Normally (without the metagaming stuff), I would award him seperate XP (the others, too), if only individual PCs were present at an encounter, this only makes sense.

Bye
Thanee
 

I agree with the others although I myself probally would have awarded him some XP - until reading this post that is. I would have given him 1/2 the XP award for a lvl 6 fighting a CR 3 due to the circumstance of him starting a fight to level up.

I wouldn't fret about him "taking advange of you" or the like from him getting a few hundred XP. In the end, what is a few hundred XP when it takes 10,000 to level? What I'm saying is I wouldn't take away the XP he earned, however shady that was. No need to give a player against you. Not to imply that one of you has a grudge and whatnot.
 

In Game Complicated Explination: The character in question recently consumed the heart of a black dragon. This has resulted in some hightened senses and will eventually lead to other changes in the characters physiollogy. The player later explained to me that he felt like it was appropriate for the PCs behavior to begin to change as well. I agreed.
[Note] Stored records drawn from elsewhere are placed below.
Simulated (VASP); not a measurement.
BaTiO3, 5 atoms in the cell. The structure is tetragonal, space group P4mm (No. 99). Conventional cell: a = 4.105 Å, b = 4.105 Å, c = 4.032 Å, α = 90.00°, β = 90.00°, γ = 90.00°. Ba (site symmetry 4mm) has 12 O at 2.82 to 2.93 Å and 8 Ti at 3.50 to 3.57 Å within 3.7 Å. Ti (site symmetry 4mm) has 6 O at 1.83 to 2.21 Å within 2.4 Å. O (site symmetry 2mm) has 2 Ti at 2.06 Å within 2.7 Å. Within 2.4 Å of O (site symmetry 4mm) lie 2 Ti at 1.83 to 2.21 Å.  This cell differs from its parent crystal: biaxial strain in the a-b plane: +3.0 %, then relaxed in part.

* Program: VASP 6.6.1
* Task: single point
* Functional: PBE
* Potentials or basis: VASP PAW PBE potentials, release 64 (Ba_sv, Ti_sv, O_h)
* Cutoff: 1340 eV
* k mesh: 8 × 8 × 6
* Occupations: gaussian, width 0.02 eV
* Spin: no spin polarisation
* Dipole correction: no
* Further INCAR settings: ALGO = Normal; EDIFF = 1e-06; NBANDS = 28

Metagame Explination 1: This person,although having roleplayed for a long time, isn't the type to really creates things for his character to do. He goes along with the party, but adds almost nothing to the roleplaying aspect. Meanwhile the other two players have these complicated back stories, relatives, and love interests that give me plot hooks galor. I was thrilled that he went and did anything.

Metagame Explination 2: I have been trying, subtely, to encourage the PCs to explore their new home city, but the others have been involved in their own little subplots that I haven't gotten lots of results, or unsatisfactory ones. So, while he didn't really do what I expected, as they never do, I wanted to encourage texploration in the future.

Its interesting that most people have taken my question as somehow critical of the act itself; I wasn't asking how to deal with the character or the player, all I was asking was a straight forward XP for CR question.

Respectfully, I don't see why you wouldn't reward players for creating their own challanges, given that they also suffer the consequences of those challanges. They should be able to create the kind of situations they want to play. If you go around picking fights to get a rep or whatever one day you will pick a fight with some one bigger and nastier than you. Or someone with connections (as may happen in this case.) How is going into a bar and startign a fight different than looking for the nearest dungeon and starting a fight there?

In fact the other players have created their own challanges, things I thought either a bad or dangerous idea, but I let them go through with it and bear the rewards and benifits. One character went alone to see her half-brother, a powerful agent of a rogue city state ruled by the PCs enemies. Her own idea, not my instigation. I even suggested that he might try to send her home "for her own good" out of game. She went, he tried. She survied a fight with his numerous but low level household guard (another reason for my original question) and got away with the aid of a main NPC and another PC. Another character started studying some spell books he found in a cultists' lair, almost died from the backlash of a dangerously evil and poorly knownspell, has become invovled with a guild of occultists, and has recently taken on a tattoo that identifies him as a member of such. Even though he knows the Inqusition is looking for unsanctioned magic users, and he and his allies might actually need the support of the Church at some point in the future.

IOW, I am fine with the PCs doing stuff like that, knowing that it would have consequences. When the time comes I can easily get them back to my metaplot. In fact everything they have done lately, although not what I had planned, will serve all the better when the time comes.

And BTW the bar was the hangout of a Teamsters-like guild, so there will be in game reprocussions. And considering that this particular nation is run by the merchants and the guilds, that can be saying something.
 

Seems to me that you guys are responding to metagaming, with metagaming. Sometimes that is necessary, but not in this kind of situation.

No one has asked what sort of game this group is playing (and note that the original poster only asked for the rules in the situation, not how he should respond to the metagaming of his player).

The rules answer to his question is that there is some vagueness in the rules. Normally you would award XP for a 6th level party facing creatures with the CRs as appropriate (note that ECL is tool for balancing encounters, not awarding XP), however, a normal party is four characters, not 1. This means that you should adjust the total award up, based on how much more difficult you think the encounter was.

However, I agree that in my campaign, actions such as these would have repercussions, ranging from fines to arrest, and possibly including far more insidious punishments. For example, if the PC had busily been building a friendship with someone local, this might ruin, or at least setback such efforts.

Roleplaying actions should be met with roleplaying responses.
 


Personally, I side-step the whole issue by never awarding individual XP. Each member of the party gets equal share, period. (Gaming and spending time with friends is the reward.) It prevents the metagaming stuff like your Ranger did... It also prevents people from feeling slighted/insulted, which has happened in every game I've seen with non-consistent XP.